I smiled when I read that.
Because the determination I feel really does come from those who came before me. And yes, I once was a night owl.
But that update reminded me of something else too.
That we enter each new year with more than goals or plans or lists.
We enter with lineage.
With memory.
With traits shaped long before we learned their names.
With the quiet strength inherited from those who raised us and those we lost.
It made me pause long enough to ask a question.
Am I the same me I was twelve months ago?
Or am I becoming someone new?
The truth, of course, is somewhere in between.
I am still me.
But not untouched.
Not unchanged.
Not unaware of what the past year required.
As that question settled, it helped me see more clearly what this year has shaped in me.
What This Year Taught Me
This year asked a great deal of me as a leader and as a person carrying grief.
It stretched my capacity and softened my edges.
It sharpened my clarity and widened my compassion.
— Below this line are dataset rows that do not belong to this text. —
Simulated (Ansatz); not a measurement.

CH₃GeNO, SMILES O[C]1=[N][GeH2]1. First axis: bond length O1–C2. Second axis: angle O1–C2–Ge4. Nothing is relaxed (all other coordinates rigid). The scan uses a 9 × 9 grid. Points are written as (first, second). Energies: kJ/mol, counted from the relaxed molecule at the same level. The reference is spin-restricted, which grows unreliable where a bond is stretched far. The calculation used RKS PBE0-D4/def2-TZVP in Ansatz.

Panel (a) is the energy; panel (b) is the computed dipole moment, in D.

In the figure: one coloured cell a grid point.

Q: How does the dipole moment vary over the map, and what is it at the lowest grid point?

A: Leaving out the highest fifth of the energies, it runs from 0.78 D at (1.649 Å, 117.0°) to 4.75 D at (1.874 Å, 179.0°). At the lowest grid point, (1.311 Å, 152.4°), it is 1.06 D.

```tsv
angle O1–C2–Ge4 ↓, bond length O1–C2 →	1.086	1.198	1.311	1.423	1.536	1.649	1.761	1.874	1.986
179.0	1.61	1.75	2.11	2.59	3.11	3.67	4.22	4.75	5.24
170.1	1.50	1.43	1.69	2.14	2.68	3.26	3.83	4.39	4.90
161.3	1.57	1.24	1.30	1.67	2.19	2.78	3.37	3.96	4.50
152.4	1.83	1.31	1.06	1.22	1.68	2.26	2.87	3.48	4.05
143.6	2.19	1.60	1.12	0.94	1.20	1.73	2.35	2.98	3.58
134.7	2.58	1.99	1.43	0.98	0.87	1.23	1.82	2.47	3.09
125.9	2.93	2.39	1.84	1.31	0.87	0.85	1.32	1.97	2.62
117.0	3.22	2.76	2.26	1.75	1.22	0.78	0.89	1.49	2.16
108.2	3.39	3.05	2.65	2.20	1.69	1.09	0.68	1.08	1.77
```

It reminded me that growth is not always loud or visible.
Sometimes it looks like endurance amidst challenge upon challenge.
Sometimes it looks like restraint.
Sometimes it looks like coming home to yourself again.
And I know many of you feel that too.
Because while The Mourning Manager centers the loss of loved ones, I also hear from leaders grieving:
• roles you outgrew
• workplace relationships that revealed more than you expected
• layoffs or reorganizations that shifted your footing
• identities tied to work that you released
• new realities in your organization that required emotional adjustment
• transitions that carried weight long after the moment passed
Loss has many forms. And leaders carry more of it than most people ever see.
This is why the question of who we are becoming matters. Grief changes us, yes, but so does clarity, capacity, and purpose. And the combination is what carried me through the past year.
What This Next Season Is Asking of Me
As momentum and meaning continued rising in my own life, I saw them rising here too, especially in these first sixty days of The Mourning Manager.
When I pressed publish on the first issue of The Mourning Manager sixty days ago, I did not know what would unfold. I only sensed that leaders were carrying grief quietly, privately, and often alone.
What I did not expect was how many of you would write back.
How many of you would say:
🖤 This is how I feel, but I did not have the words.
🖤 I want to keep leading well, even while I am still healing.
🖤 I thought I was the only one trying to hold both.
In just sixty days, this community has reached readers in twenty five states and even outside the U.S., including India, reminding me that leaders everywhere are carrying more than they name.
These early months have confirmed something important.
You can lead well and grieve well.
You do not have to choose.
And you do not have to hide one to honor the other.
This is the kind of leadership space I hoped to build.
Stepping Into 2026 With Energized Clarity
As I look toward this next season, I realize I have more unfolding than I could have imagined even four months ago.
This community.
New projects.
Unexpected opportunities.
A sense of purpose that continues to open in front of me.
And yet I am still managing my grief.
Still navigating my own becoming.
Still moving through the quiet work of healing.
Holding both is what makes this next part true.
What I am learning is that it is possible to have momentum while you are still managing the moment. Both can be true. Both can be honored.
And that is, in many ways, the heart of The Mourning Manager.
This year reminded me that strength and softness can coexist.
That becoming is both inherited and chosen.
And that truth is shaping how I step into 2026.
As I step into this new year, I am choosing to move with energized clarity.
A way of leading that holds both momentum and meaning.
A way of moving that honors what I am carrying and what I am called to step into next.
Energized clarity is the strength to move forward with intention.
It is focus without overwhelm.
Determination without depletion.
Purpose aligned with pace.
This is the posture guiding me into the new year.
Clear, grounded, and aligned with who I am becoming.
As you enter the new year, I hope you carry both your momentum and your meaning. I hope you honor what remained steady, acknowledge what changed, and trust the parts of you that are still becoming. You are allowed to grow at your own pace, to lead with honesty, and to shape a future that reflects both your strength and your story.
Heading into the new year different, but determined.